A History of Plein Air Art

IMPRESSIONISM IN CALIFORNIA

by Jean Stern

 (Page 5 of 6)

With the turn of the century, when Impressionism had only recently become an accepted American style, Southern California experienced an influx of young artists, most of whom had been trained in that style and had never known any other.  The period from 1900 to 1915 marks the flowering of California Impressionism.

Much has been offered about the desirability of the southern California climate, with its generous number of sunny days, as motivation for the advent of Impressionism in the southern part of the state.  Likewise, the southward migration caused by the San Francisco earthquake of April, 1906, was significant.  Both factors exerted considerable influence, however, the chief motivation was surely economic opportunity.  Los Angeles, at the time not having an ingrained artistic establishment, became the alternative metropolitan center that absorbed the infusion of young artists in California in the late nineteenth century.

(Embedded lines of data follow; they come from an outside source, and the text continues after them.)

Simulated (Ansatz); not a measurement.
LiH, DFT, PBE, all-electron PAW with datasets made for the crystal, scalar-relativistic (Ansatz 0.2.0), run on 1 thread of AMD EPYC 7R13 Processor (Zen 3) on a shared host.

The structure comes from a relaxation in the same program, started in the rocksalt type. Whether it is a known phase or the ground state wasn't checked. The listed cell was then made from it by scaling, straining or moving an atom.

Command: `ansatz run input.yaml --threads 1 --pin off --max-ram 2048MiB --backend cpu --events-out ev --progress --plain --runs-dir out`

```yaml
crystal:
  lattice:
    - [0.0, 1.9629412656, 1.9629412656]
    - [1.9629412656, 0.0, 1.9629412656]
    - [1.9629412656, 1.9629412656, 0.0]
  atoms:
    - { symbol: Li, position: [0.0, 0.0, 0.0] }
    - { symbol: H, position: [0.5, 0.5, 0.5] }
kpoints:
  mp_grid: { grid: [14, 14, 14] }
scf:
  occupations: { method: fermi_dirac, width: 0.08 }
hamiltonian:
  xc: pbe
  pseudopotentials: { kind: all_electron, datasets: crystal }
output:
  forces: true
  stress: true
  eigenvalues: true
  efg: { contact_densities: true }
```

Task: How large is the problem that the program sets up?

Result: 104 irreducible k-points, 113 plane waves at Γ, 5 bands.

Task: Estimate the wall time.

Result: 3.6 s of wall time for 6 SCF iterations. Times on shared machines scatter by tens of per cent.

Among the important artists who came to southern California in the first ten years of the twentieth century, one can count the luminaries of the Plein-Air style: Granville Redmond (1871-1935), Hanson D. Puthuff (1875-1972), Marion Kavanagh Wachtel (1876-1954), Franz A. Bischoff (1864-1929), William Wendt (1865-1946), Jack Wilkinson Smith (1873-1949), George Gardner Symons (1862-1930), Jean Mannheim (1863-1945) and Maurice Braun (1877-1941).  In addition, Edgar Payne (1883-1947) and Elsie Palmer Payne (1884-1971) were making frequent visits to Los Angeles and Laguna Beach and, by 1914, with the return of Guy Rose and the arrival of Donna Schuster (1883-1953), the stage was set for one of the most remarkable and distinctive schools of regional American art.

Austrian born Franz A. Bischoff was trained in Europe and moved to the United States in 1885.  He quickly established himself as a painter on porcelain, a renown for which he is still held in the highest regard.  In 1900, he visited California and in 1906, he and his family moved to South Pasadena.  Once in California, he was seduced by the glorious landscape and light and turned to easel painting.  He traveled throughout California, producing remarkable views of the natural beauty of his adopted state.

William Wendt came from Germany to the United States in 1880, settling in Chicago where he worked in a commercial art firm.  Essentially self-taught, he attended evening classes at the Art Institute of Chicago for a brief period.  He preferred painting the landscape and became an active exhibitor in Chicago, winning the Second Yerkes Prize at the Chicago Society of Artists exhibition in 1893.

Wendt and his friend Gardner Symons made a number of trips together to California between 1896 and 1904.  In 1906, Wendt settled in Los Angeles with his wife, sculptor Julia Bracken.  Already a successful painter, he quickly became a leading member in the art community and was a founding member of the California Art Club in 1909.  He was elected to the National Academy of Design in 1912, the same year that he moved his home and studio to the art colony at Laguna Beach.  Somewhat shy and reclusive, he was that art colony's most important resident artist-teacher.

Deeply spiritual and with the same perspective as the Hudson River School artists, Wendt perceived nature as a manifestation of God and viewed himself as nature's faithful interpreter, rarely including figures or animals in his landscapes.  He worked out of doors, sometimes sketching and sometimes painting large, finished works.  His early works reflect the feathery brush strokes and hazy atmosphere of Impressionism.  In his later works, after about 1912, he employed a distinctive block or hatch-like brushwork giving solidity to natural forms.  A prolific painter, he was called the "dean" of Southern California's landscape painters.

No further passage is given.